Monday, May 24, 2010

E/I - E - I/O? (Google I/O 2010 Highlights)

And on this farm they had HTML 5, Frozen Yogurt, TV, and great Waves that anyone can ride.

With any luck this signifies the beginning of the end for Flash as we know it.

Kevin Lynch building an animated Ducati ad on stage at I/O.

Android 2.2 (Frozen Yogurt aka Froyo)
In any relationship, it is relatively easy to crush on the combination of hot but quirky. Where it turns into love is when hot keeps getting hotter and the quirks get fixed and make room for new and more interesting forms of quirky. Android is that kind of love. Open, free love in any way suits your fancy. Don't worry, you can still pay for love in the Android Market if that is your thing...

Open Source/Google Guru Gina Traponi, of, reviews the highlights of what's cool and new in Froyo.

Google TV
Google launched it's frontal assault on Big Cable. This could be the beginning of the end for stupidly bundled cable packages (fingers crossed). Google TV promises to seamlessly integrate the best of the web with the best of TV that is currently available. In short, open source WebTV that doesn't give Microsoft the opportunity to screw it up. Your Android device becomes a remote control and... hmmm... There may finally be a use for the iPad... a super sweet remote control.  ;-) 

Google CEO Eric Schmidt talks to the CEOs of the high power partners that have signed on to the Google TV project. They are all on record for launching Google TV by fall 2010. 

Wave is open to all, without invitation.
Ok, so nobody knows how to use Google Wave. Most people have never heard of Google Wave, but now they can all use Google Wave to collaboratively not understand it without having to track down an invite. It will be a powerful collaboration at some point once Google makes it more intuitive for the common user.

If you are the super-geek that wants to learn it before everyone else, check out The Complete Guide to Google Wave.

Lars Rasmussen presents the features of Wave at I/O.


  1. Great headline! So, why is there so much disdain for flash?? Is it because there is *finally* something that can function as well as it has for over a decade? HTML5 is no magic bullet - too much bandwagon hate. Don't forget flash is the reason you've wasted countless hours playing games in your browser.
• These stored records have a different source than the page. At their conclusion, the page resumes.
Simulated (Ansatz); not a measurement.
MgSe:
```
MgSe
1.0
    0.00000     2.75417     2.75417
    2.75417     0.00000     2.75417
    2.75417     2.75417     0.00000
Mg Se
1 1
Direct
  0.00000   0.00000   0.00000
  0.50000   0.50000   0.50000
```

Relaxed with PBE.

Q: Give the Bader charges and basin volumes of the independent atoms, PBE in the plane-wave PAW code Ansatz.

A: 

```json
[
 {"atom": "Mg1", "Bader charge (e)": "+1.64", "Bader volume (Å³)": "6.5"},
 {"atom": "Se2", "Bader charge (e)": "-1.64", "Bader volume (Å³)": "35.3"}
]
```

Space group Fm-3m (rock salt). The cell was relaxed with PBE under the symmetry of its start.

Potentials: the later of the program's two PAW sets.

  2. Point taken on the time sucking browser games and the fact that flash is a huge milestone in codeland from a web eyecandy/ functionality standpoint. That being said, my hatred is not bandwagon based. I have found flash to be a CPU monster and unreliable when playing video content of any extended length. In an increasingly mobile environment, battery life is a huge concern and flash sucks from a power consumption standpoint.

    Correct me if I am wrong, but in videoland I think Flash is just a wrapper for a standard video codec anyway. What is not to love about doing that within the native code no pluggin or 3rd party support needed.

    My main arguments pro-Flash are that it is everywhere on the web and it should be a gradual conversion devicewise. I think there should be a midstep. The other is I think we should keep it simply because Apple hates it. ;-)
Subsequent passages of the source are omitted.